Entrepreneur Haus has opened its doors on Merivale Street as a co-working space for budding business creators.

The facility invites entrepreneurs to meet, collaborate and help each other develop and finesse their ideas.

“At Entrepreneur Haus, the aim is for close-knit groups of people to share their stories and to learn from what worked or didn’t work for someone else,” said creator Daniel Ngo. Daniel wishes to eliminate the cut-throat mentality frequently seen in the entrepreneurial world, aspiring to “help people who want to help others”.

That ethos is a cornerstone of Entrepreneur Haus. “If I can change the mentality of 10 people and those 10 people can change the mentality of another 10 and so on … that’s all you can really do in that space,” he said.

The atmosphere at Entrepreneur Haus differs from traditional co-working venues, especially as it revolves around sharing knowledge and working together. “I’m against giving people a square meterage of space and having people put partitions up. I didn’t want it to feel like a space where you just stare at a wall and do your own thing,” Daniel said.

“We don’t have partitions in the co-working space’s shared area. I wanted to promote that community aspect of people working together and helping grow each other’s businesses.”
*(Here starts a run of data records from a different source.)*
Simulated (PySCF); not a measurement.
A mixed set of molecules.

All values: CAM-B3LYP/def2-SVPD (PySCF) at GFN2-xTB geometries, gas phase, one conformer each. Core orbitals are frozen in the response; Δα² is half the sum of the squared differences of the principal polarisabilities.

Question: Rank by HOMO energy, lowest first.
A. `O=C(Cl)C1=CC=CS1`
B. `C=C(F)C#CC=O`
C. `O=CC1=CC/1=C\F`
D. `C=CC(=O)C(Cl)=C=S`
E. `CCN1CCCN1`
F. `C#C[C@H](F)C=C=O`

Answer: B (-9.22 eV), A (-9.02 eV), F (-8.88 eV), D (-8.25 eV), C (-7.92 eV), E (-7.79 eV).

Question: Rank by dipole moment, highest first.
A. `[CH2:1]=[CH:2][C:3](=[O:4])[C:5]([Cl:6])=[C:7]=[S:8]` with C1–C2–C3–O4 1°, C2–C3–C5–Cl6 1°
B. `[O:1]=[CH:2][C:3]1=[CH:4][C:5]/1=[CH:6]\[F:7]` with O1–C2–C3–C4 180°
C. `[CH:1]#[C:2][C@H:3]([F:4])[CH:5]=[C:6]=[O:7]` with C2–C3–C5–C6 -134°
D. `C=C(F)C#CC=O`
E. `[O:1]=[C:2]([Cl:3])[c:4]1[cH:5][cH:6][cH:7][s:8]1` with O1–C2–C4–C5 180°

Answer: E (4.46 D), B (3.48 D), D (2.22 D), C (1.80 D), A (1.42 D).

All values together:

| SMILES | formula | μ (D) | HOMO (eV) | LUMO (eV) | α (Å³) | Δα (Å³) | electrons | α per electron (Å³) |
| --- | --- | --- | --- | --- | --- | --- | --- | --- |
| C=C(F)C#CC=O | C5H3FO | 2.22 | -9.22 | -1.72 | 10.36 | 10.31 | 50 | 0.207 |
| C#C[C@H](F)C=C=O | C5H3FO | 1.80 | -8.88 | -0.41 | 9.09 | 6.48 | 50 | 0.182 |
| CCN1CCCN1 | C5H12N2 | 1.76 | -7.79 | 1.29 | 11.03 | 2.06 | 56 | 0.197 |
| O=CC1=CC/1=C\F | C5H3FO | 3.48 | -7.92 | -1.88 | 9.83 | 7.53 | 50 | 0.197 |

Daniel aimed to reflect that collaborative ethos in the space’s design, foregoing the feel of a traditional office for something that stimulated creativity and innovation.

“I never wanted a normal office building, where you just throw in off-the-shelf furniture,” he said.

Instead, Entrepreneur Haus is set up in a spacious warehouse, adorned with handmade furniture, avoiding the feel of traditional office blocks.

Although the open areas encourage interaction with others, there is an overriding sense of calm and quiet.

While Daniel initially scouted locations in Newstead and Teneriffe, he was drawn to the South Brisbane area due by its reputation as a creative, cultural space.

“As soon as I saw 29 Merivale Street and how quickly the surroundings were building up, I definitely had to be here.

I believe it’s going to be the next big thing — West End, Southbank, Highgate Hill: it’s that central hub on this side of town,” he said.

Though Daniel was immediately drawn to the location, the same cannot be said of the name. “I didn’t actually like the word ‘entrepreneur’,” said Daniel. “The reason why I called it ‘entrepreneur’ is a business’s name needs to be self-explanatory”. ‘Haus’, the German equivalent of ‘home’ is used because “the space [he] wanted to create was a home for people starting businesses”.

Daniel’s reservations in using the word ‘entrepreneur’ are credited to his observations of common attitudes among entrepreneurs. “Some people in the entrepreneurial industry are happy to stand back and watch people fail, saying that ‘they’ll learn’,” he said. At Entrepreneur Haus, Daniel wishes to eliminate the industry’s tall poppy syndrome. “I encourage people to share their stories of things that have worked and things that haven’t. If you know the stove is hot, why wouldn’t you tell someone else that it’s going to burn them?” he said.